Russian Foreign Minister Sergei Lavrov warned Wednesday that arming Syrian rebels would breach international law, after Western powers dropped growing hints about giving military aid.
Speaking in London after talks with his British counterpart William Hague, Lavrov also reiterated that it was for Syrians to decide the future of President Bashar al-Assad.
Lavrov’s comments came a day after Prime Minister David Cameron said Britain would consider ignoring a European Union arms ban and supplying weapons to Syrian rebels if necessary.
“Arming the opposition is in breach of international law,” Lavrov said at a joint press conference with Hague, British Defence Minister Philip Hammond and Russian Defence Minister Sergei Shoigu.
“International law does not allow, does not permit supplies of arms to non-governmental actors and in our point of view it is a violation of international law.”
Lavrov rejected any chance of Russia urging Assad to step aside.
“I believe the destiny of Bashar al-Assad should be decided by the Syrians themselves,” he said.

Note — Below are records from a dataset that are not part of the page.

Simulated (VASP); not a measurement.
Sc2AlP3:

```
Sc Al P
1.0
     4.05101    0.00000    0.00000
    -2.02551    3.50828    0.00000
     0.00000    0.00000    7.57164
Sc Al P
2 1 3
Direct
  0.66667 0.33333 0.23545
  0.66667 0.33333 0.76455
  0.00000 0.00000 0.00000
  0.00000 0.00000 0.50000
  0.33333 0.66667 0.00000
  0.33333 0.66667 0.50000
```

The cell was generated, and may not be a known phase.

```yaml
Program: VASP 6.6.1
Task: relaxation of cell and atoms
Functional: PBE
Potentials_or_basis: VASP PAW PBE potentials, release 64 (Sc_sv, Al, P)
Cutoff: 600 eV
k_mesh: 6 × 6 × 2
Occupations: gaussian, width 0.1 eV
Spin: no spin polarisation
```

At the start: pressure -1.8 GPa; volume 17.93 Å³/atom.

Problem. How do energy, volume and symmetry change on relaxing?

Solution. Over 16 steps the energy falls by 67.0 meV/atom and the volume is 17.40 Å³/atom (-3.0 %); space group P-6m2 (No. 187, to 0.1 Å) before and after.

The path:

With the conflict in Syria worsening, Western powers have stepped up non-military support for Syria’s rebels, even as Russia has continued to arm its ally Assad.
Britain is currently giving “non-lethal” support to the rebels but Hague and Hammond refused to rule out the possibility of arming them.
“We’ve never ruled out anything in the future — we don’t know how grave the situation will become,” Hague told the press conference.
Hammond meanwhile said that Britain would “keep the situation under constant review.”
“What you can be assured of is that any action we take will be legal, will be clearly with a strong basis in international law,” he insisted.
The European Union last month amended its embargo to allow member nations to supply “non-lethal” equipment and training to the opposition but stopped short of lifting the embargo entirely.
Cameron however told lawmakers on Tuesday that Britain “might have to do things in our own way” if the EU would not arm the rebels when Britain thought it necessary.
French Foreign Minister Laurent Fabius on Monday also suggested the bloc may need to rethink its strategy.